How MTI bagged one of 'the biggest deals in its history' with Southern Water
The project will be the biggest end-to-end utilities project the MSP has thus far undertaken, according to sales and marketing chief Angelo Di Ventura
MTI Technology has won a five-year contract valued at £15m with Southern Water as part of the latter's transformation programme.
The Godalming-based MSP will provide the authority with managed services around datacentre modernisation, data protection and enhanced cybersecurity.
A key part of the transformation programme will see MTI transition the water authority from a fully third-party managed datacentre to a self-managed software-defined datacentre.
Southern Water is among the largest water authorities in England, servicing Hampshire, the Isle of Wight, East Sussex, West Sussex and Kent.
MTI will design and built two modern datacentres in collocated facilities, which will include the provision of an interconnected dual-fibre network, internet services and on-site services.
A new hyper-converged compute, storage and network architecture will provide Southern Water with a flexible IT platform for efficient and effective service delivery, including the capability to manage private and public cloud infrastructure in the future.
The MSP will also be providing security services as part of the transformation programme.
CRN caught up with Angelo Di Ventura, MTI's chief sales & marketing officer, to find out the ins and outs of how it secured one of the biggest deals in the company's history.
What was the bidding process like?
It was tough and long! This deal has been around the year in the making. I can't name who we were up against but there were two other significant bidders certainly at the shortlisted stage, and they were bidding with alternative technologies to our technology.
We were closely aligned with Dell EMC and VMware, particularly in the datacentre modernisation offering. There were alternative technologies being proposed but this was absolutely the right fit and the right solution for the customer.
What snagged the win for MTI, in your opinion?
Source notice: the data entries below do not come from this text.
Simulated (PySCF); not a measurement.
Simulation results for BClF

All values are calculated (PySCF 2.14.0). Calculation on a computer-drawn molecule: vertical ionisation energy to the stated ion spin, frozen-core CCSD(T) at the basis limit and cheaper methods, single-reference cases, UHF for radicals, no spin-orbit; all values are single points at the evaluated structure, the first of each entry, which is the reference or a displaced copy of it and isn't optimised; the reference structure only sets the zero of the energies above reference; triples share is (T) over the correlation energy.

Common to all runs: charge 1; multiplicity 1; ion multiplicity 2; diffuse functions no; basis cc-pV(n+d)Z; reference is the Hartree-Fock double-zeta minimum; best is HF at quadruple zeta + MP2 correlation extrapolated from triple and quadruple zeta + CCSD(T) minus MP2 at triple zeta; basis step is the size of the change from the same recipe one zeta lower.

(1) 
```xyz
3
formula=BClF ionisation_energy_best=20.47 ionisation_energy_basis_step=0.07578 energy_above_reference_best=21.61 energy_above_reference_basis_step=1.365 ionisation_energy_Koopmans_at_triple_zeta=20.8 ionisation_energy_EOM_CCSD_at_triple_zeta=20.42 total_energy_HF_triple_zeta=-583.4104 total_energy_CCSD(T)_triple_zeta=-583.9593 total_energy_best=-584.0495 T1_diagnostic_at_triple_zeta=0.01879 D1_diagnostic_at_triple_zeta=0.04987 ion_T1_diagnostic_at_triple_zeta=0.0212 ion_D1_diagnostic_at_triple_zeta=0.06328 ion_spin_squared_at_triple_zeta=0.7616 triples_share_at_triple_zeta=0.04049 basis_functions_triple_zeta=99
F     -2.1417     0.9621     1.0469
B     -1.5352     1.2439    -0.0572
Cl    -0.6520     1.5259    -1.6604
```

We worked very closely pre-bid, during the bid and now after the successful bid and we absolutely understood what the customer wanted to achieve, the long-term outcomes it was trying to deliver and how this project shifted into the longer-term IT strategy and how that supported the aims of the business.
The customer recognised that we truly understood what they were trying to achieve and they drew confidence from that.
What attracted you to this bid?
Our business is focused on digital transformation. The catalyst for that is having agile IT to run their business applications; we help organisations navigate that complex journey from legacy to the modern datacentre.
The bit that's unique for us is the skills we have around security and cybersecurity, which is a big part of our business.
One of the headaches for customers, as they're going on that journey, is making sure that as their data moves from legacy to modern workplace - whether it's on-premise, in the cloud or both - the data is secure. We can give customers confidence that that will be the case.
So the thing that attracted us to this bid is that the elements of what the customer was trying to achieve, absolutely fit in the sweet spot of our core competence.
Is this MTI's first time working with a water authority and, if so, how did you have to switch up your approach to the bid?
It's not the first time we've worked with a water authority - we are a supplier to other utilities companies - but it is the first time we've embarked on an end-to end-project of this size within a utilities organisation.
In terms of change, we didn't really need to do anything; we've spent the last three years investing in technical capability, new systems, services and processes to be able to deliver this exact type of outcome for a customer.
It certainly puts MTI on the map, in terms of what we do and what we're capable of.